States Feeling Credit Crunch Pain

The combination of declining revenues, increasing expenses, and insufficient access to capital is a deadly one for local municipalities.

"Houston, we have a problem," said the Apollo 13 astronauts when faced with a compounding set of issues during a failed lunar mission. Finance managers of local municipalities around the country can relate to that scenario; they're currently dealing with their own set of snowballing problems.

Tornado of bad news


The economy is producing a rare confluence of bad circumstances for local governments: declining revenues, increasing expenses, and insufficient access to capital. The situation is so dire that huge budget cuts are on the horizon for many state, county, and city coffers.  

Local municipalities generate revenue primarily from taxes on sales, properties, and income, as well as on interest and investment earnings. All of these sources are currently experiencing varying degrees of downward pressure:

  • Sales taxes are declining as consumers reign in their spending.
  • Property taxes are heading south as home values weaken.
  • Income taxes have been impacted by rising unemployment.
  • Interest and investment earnings are taking a beating as governments transition out of risky investments.
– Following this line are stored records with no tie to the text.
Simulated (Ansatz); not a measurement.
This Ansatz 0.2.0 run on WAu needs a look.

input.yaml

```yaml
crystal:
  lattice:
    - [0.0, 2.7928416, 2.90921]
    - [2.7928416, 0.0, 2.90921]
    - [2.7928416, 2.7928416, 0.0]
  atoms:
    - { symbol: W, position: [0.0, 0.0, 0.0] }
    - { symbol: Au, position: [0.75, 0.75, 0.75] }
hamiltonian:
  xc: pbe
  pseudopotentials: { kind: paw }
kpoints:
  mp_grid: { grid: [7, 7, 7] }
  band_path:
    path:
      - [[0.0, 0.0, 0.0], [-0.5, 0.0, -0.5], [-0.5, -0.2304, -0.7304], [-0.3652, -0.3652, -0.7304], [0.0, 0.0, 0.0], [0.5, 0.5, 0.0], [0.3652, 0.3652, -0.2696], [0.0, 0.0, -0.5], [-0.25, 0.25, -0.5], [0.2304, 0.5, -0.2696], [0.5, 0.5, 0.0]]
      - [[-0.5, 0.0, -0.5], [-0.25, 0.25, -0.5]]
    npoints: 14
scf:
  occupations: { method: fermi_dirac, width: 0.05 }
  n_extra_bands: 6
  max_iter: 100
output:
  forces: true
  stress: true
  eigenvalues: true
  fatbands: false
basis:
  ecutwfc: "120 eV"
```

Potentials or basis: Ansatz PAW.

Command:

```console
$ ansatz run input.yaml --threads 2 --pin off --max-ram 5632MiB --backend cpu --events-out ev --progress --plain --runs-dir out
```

Some local municipalities, including the city of Long Beach, California, got stuck holding commercial paper issued by the now-bankrupt Lehman Brothers. Situations like this cause two problems. First, the money invested in the impaired security may not be recovered-which means a loss of city funds. Second, the municipality must reduce its investment earnings projections going forward. That creates a revenue shortfall.

Meanwhile, more people are in need of government services, and the cost of providing them continues to rise. Increasing foreclosures are causing problems, too-since those houses require more inspections by city staffers.

Credit crunch blues


Local governments generally have two options for raising capital: increase tax rates or sell bonds. Increasing tax rates is always an unpopular choice, but selling bonds may be downright impossible. With the country in the midst of a credit crunch, the marketability of municipal bonds is questionable.

States cut services, get creative


California, Maine, Nevada, and Rhode Island have already begun slashing budgets. Specific actions range from hiring freezes to layoffs, and complete program cancellations. Massachusetts is raising taxes. California Governor Arnold Schwarzenegger has dropped a few hints about asking Treasury Secretary Paulson to loan his state $7 billion until the credit markets recover. And local politicians in Long Beach recently passed a measure allowing the city to sell corporate logo placements on city-owned buildings and property.

Paulson, we have a problem

In the face of all this uncertainty, it's likely that Governor Schwarzenegger won't be the only one asking Secretary Paulson for help. As banks and financial firms fail at record rates, some local governments might be at risk of failure, too.